Thursday, May 2, 2013

Paul Krugman and the Rest of Us Keynesians Have Won the War on Economic Policy and Austerity

But It Wasn’t a Fair Fight – The Other Side Had No Substance, Only Mindless Faith

The argument over whether or not fiscal austerity is the right economic policy to return the world to a high growth, low unemployment economy is over.  Austerity lost.
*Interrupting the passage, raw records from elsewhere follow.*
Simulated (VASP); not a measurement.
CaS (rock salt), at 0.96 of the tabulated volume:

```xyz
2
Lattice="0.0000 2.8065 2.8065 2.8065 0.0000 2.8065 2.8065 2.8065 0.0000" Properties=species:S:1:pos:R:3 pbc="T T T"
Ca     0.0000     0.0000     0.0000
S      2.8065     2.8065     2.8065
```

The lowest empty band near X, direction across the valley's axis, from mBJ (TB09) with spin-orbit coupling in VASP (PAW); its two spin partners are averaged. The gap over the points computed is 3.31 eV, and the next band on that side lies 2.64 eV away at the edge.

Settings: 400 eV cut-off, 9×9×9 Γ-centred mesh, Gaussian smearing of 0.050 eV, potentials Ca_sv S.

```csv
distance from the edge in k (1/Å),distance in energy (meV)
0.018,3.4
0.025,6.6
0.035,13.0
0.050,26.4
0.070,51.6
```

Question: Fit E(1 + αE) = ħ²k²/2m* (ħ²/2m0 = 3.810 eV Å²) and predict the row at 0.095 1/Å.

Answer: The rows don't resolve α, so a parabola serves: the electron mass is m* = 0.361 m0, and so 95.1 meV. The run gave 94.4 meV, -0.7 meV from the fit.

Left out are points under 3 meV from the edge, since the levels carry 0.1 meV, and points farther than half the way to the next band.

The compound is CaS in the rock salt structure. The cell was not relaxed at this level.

The Economic Argument Is Over — Paul Krugman Has Won

Henry Blodget | Apr. 24, 2013, 10:15 AM |
depression
America 1935 or Europe 2013?  We Report, You Decide




Over the course of this debate, evidence has gradually piled up that, however well-intentioned they might be, the "Austerians" were wrong. Japan, for example, has continued to increase its debt-to-GDP ratio well beyond the supposed collapse threshold, and its interest rates have remained stubbornly low. More notably, in Europe, countries that embraced (or were forced to adopt) austerity, like the U.K. and Greece, have endured multiple recessions (and, in the case of Greece, a depression). Moreover, because smaller economies produced less tax revenue, the countries' deficits also remained strikingly high.
 
So the empirical evidence increasingly favored the Nobel-prize winning Paul Krugman and the other economists and politicians arguing that governments could continue to spend aggressively until economic health was restored.
 
And then, last week, a startling discovery obliterated one of the key premises upon which the whole austerity movement was based.
 
An academic paper that found that a ratio of 90%-debt-to-GDP was a threshold above which countries experienced slow or no economic growth was 
found to contain an arithmetic calculation error.
 
Once 
the error was corrected, the "90% debt-to-GDP threshold" instantly disappeared. Higher government debt levels still correlated with slower economic growth, but the relationship was not nearly as pronounced. And there was no dangerous point-of-no-return that countries had to avoid exceeding at all costs.
 
The discovery of this simple math error eliminated one of the key "facts" upon which the austerity movement was based.

Ok, Henry Blodgett is not a good source, even though his summary is right on.  He is a disgraced Wall Streeter who was caught flogging bad stock to his brokerage firm’s customers.  But here is another, more credible piece of evidence that the Austerians have lost.

Spanish Prime Minister Mariano Rajoy was one of the leading Austerians, and he took over the Spanish government after Socialists were blamed for the crash.  But he is changing his mind.

The Spanish prime minister, when he took over 16 months ago, attacked bloated budget deficits by cutting spending and raising taxes. The deficit has indeed shrunk under this treatment, yet on Friday, Mr. Rajoy's government is expected to lay out an agenda that tilts away from austerity—putting new priority on spurring growth.

Behind the move is a continued slide in Spain's fortunes. Its jobless rate leapt a full point Thursday, to a depression-like 27.2%, and the central bank sees the economy shrinking 1.5% this year.

Now no one should expect the really radical conservatives to admit they were wrong, and in Britain they will not change course until the next election gets closer.  But given the fact that no country, absolutely zero countries have prospered from the economic policy recommend by conservatives means that the intellectual battle is over. We won, they lost.